Astrophysicists at the University of Texas at Arlington have predicted that an Earth-like planet may be lurking in a star system just 16 light years away.
The team investigated the star system Gliese 832 for additional exoplanets residing between the two currently known alien worlds in this system. Their computations revealed that an additional Earth-like planet with a dynamically stable configuration may be residing at a distance ranging from 0.25 to 2.0 astronomical unit (AU) from the star.
According to researchers planet could maintain a stable orbit in the habitable zone of a red dwarf for more than 1 billion years is extremely impressive and demonstrates the world class capabilities of our department's astrophysics group.

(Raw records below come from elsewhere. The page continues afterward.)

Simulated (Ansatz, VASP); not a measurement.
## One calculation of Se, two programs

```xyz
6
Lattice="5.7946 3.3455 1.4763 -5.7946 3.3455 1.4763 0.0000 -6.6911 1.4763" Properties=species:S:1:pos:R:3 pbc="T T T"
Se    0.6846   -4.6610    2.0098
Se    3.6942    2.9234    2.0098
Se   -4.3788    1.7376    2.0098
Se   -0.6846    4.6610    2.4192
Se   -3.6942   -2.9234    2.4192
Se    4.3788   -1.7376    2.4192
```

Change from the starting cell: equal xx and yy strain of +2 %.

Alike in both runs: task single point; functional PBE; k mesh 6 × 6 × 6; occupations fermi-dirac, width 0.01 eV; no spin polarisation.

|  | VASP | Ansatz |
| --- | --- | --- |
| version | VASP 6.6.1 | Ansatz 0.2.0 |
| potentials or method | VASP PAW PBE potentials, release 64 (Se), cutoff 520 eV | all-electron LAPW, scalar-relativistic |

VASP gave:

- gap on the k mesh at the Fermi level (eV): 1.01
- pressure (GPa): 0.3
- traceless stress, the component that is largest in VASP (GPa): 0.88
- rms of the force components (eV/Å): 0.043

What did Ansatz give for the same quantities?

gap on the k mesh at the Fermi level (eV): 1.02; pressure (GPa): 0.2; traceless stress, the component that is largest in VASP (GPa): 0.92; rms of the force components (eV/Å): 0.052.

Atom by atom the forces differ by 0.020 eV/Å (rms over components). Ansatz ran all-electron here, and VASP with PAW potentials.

Gliese 832 is a red dwarf and has just under half the mass and radius of our sun. The star is orbited by a giant Jupiter-like exoplanet designated Gliese 832b and by a super-Earth planet Gliese 832c. The gas giant with 0.64 Jupiter masses is orbiting the star at a distance of 3.53 AU, while the other planet is potentially a rocky world, around five times more massive than the Earth, residing very close its host star about 0.16 AU.
For this research, the team analyzed the simulated data with an injected Earth-mass planet on this nearby planetary system hoping to find a stable orbital configuration for the planet that may be located in a vast space between the two known planets.
Gliese 832b and Gliese 832c were discovered by the radial velocity technique, which detects variations in the velocity of the central star, due to the changing direction of the gravitational pull from an unseen exoplanet as it orbits the star. By regularly looking at the spectrum of a star and so, measuring its velocity one can see if it moves periodically due to the influence of a companion.
For instance, if the new planet is located around 1 AU from the star, it has an upper mass limit of 10 Earth masses and a generated radial velocity signal of 1.4 meters per second. A planet with about the mass of the Earth at the same location would have radial velocity signal of only 0.14 m/s, thus much smaller and hard to detect with the current technology.